Testing the Regime Functionality of Herbie
This post is part of an ongoing series about my Summer research on Herbie and floating point numbers.
One of the strategies that Herbie uses to reduce the error in floating point expressions is to split its output into different “regimes”. These regimes partition inputs into different sets that Herbie detects can be improved most by different expressions. For example, in this expression, Herbie splits the output into several different regimes, branching on different inequalities on \(t\). One interesting question that you can ask about Herbie that can give some insight as to a possible area of improvement is how well these regimes work. Herbie is able to branch on fairly complex expressions, as it does here branching on \((\sqrt[3]{y - z} \cdot \sqrt[3]{y - z}) \cdot \frac{\sqrt[3]{y - z}}{(t + 1.0) - z}\). However, Herbie is still limited currently by what expressions it can branch on, and by its inability to nest branch conditions (i.e. \(\texttt{if } x > 3 \texttt{ then } (\texttt{if } y > 2 \texttt{ then } x \texttt{ else } y) \texttt{ else } x - y\)).

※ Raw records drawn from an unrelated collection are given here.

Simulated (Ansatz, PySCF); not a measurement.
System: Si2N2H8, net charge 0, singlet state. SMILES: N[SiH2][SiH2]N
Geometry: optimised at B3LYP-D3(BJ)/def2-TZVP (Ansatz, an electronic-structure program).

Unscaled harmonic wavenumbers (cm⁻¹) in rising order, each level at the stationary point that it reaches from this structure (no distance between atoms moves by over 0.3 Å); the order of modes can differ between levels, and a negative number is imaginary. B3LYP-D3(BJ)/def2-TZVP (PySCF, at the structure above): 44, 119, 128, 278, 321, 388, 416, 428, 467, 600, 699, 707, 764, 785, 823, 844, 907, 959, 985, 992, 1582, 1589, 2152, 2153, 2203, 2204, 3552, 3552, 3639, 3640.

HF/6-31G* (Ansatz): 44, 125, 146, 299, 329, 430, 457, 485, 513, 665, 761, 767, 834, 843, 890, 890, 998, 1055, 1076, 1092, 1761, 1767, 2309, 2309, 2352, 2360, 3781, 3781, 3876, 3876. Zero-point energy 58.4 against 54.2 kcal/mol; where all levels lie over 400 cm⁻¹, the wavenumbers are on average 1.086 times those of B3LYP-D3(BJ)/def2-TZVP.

To figure out if better regimes are something useful for further improving Herbie, I wanted to collect some statistics to see how good the current implementation of regimes is. To do this, we need a baseline to compare Herbie to, as well as some sort of optimal regime splitting. For the baseline, I decided to use the output of Herbie if there were no regimes used, i.e. there is no branch condition in Herbie’s output. This gives us a good baseline for regimes’ worst case. To get the best possible result that regimes can give I used an oracle. This oracle will take every intermediate expression generated in Herbie and save it for later. Then, when the output error is calculated, the oracle will try its input in each saved expression and use the best result. Thus, our oracle acts as if it has partitioned the inputs in the best possible way, giving us the optimal regime at each point.
Now that we have a scale, we can run it on all of Herbie’s benchmarks to see how well Herbie performs compared to the baseline and the oracle. Running all of the benchmarks gives us a cool graph which plots the percent Herbie improves against the span (baseline - oracle).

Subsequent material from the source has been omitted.